Delinquent first-mortgage balances sank to $500 billion in March, the lowest since January 2009, according to Equifax’s (EFX) March National Consumer Credit Trends report.

The report, a joint product of Equifax and Moody’s Analytics (MCO), showed 49.5 million outstanding first mortgages, marking an 11% decrease from the peak of more than 55 million in March 2008. These balances were 3.5% lower than last March and have now posted year-over-year declines for the last 36 months.

The report indicates the decline was caused by high foreclosures and loan payoffs as well as low homebuyer demand.

“The residual effect from the recession and housing bust continues to be an obstacle for both lenders and borrowers in the housing market,” said Equifax Chief Economist Amy Crews Cutts. “We’re seeing effects of the economic recovery within existing accounts in the form of fewer delinquencies and foreclosures, but not a substantial amount of new activity as home sales and resulting new-home financing fail to keep pace with payoffs and foreclosures.”
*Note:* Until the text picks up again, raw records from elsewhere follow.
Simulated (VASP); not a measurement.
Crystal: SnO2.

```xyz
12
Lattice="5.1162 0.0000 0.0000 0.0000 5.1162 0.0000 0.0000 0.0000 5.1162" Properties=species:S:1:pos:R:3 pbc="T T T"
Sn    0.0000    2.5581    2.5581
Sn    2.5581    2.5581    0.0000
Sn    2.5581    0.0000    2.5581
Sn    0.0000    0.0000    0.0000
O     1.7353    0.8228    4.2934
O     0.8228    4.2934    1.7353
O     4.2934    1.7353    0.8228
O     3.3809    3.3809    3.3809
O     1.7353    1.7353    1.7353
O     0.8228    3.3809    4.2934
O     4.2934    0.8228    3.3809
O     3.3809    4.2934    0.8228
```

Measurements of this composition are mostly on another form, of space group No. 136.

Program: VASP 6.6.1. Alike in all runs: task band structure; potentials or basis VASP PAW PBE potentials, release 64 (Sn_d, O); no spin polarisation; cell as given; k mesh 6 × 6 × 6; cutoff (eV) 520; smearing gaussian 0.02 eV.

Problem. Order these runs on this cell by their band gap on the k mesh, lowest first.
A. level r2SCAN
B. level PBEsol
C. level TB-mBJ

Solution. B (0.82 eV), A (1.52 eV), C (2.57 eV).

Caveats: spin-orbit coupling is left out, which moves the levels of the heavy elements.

For delinquencies within existing home equity credit lines, 79% came from loans originated from 2005 to 2007. The number of revolving home equity loans is at a five-year low, with 11.6 million outstanding as of March 2012.

Home equity installment balances have dropped 46%, down to $150 billion in March 2012 from $275 billion in March 2008. In March 2011, delinquent balances in foreclosure totaled nearly $862 million. In March 2012, that number had decreased nearly 30% to $604 million, the lowest since mid-2007, and marking a 14% decrease from March 2011.